I think this is the case with random forests of decision trees because the decision trees are constructed by taking into account which features give the greatest information gain so low impact features are less likely to be used.
I previously wrote a blog post describing how I removed all the features with zero variance from the data set and after submitting a random forest trained on the new data set we saw no change in accuracy which proved the point.
I also came across an interesting paper by Isabelle Guyon & Andre Elisseeff titled ‘An Introduction to Variable and Feature Selection‘ which has a flow chart-ish set of questions to help you work out where to start.
One of the things I picked up from reading this paper is that if you have domain knowledge then you might be able to construct a better set of features by making use of this knowledge.
Another suggestion is to come up with a variable ranking for each feature i.e. how much that feature contributes to the outcome/prediction. This is something also suggested in the Coursera Data Analysis course and in R we can use the glm function to help work this out.
The authors also point out that we should separate the problem of model selection (i.e. working out which features to use) from the problem of testing our classifier.
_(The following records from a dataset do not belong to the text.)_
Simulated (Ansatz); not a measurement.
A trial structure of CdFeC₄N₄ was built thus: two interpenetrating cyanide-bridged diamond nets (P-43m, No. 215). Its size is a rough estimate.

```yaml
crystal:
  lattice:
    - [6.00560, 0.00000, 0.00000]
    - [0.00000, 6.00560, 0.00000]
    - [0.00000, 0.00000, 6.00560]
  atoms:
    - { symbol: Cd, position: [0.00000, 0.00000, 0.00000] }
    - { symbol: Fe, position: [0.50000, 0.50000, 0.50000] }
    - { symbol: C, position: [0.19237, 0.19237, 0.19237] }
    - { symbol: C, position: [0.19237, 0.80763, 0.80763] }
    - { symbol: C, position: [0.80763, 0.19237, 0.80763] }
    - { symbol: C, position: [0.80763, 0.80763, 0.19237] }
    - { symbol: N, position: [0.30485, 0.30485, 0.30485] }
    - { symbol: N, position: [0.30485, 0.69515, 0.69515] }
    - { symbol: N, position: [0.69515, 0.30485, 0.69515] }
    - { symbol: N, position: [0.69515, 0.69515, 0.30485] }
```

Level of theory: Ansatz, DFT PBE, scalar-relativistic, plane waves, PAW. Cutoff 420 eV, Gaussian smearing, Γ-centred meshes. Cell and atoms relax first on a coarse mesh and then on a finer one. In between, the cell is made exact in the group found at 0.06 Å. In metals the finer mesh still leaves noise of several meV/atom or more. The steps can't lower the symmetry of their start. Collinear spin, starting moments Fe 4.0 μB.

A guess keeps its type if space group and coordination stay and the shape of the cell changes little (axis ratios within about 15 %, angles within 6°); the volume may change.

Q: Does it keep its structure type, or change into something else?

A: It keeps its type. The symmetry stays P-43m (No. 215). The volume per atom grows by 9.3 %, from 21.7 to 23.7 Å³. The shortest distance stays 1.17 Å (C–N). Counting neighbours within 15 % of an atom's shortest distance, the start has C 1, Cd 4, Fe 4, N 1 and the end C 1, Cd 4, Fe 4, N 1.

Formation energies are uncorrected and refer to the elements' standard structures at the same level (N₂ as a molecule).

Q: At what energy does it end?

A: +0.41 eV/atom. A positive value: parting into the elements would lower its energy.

To test the classifier we’d most likely keep a test set aside but we shouldn’t use this data for testing feature selection, rather we should use the training data. Cross validation probably works best here.
There’s obviously more covered in the presentation & paper than what I’ve covered here but I’ve found that in general the material I’ve come across tends to drift towards being quite abstract/theoretical and therefore quite difficult for me to follow.
If anyone has come across any articles/books which explain how to go about feature selection using an example I’d love to read it/them!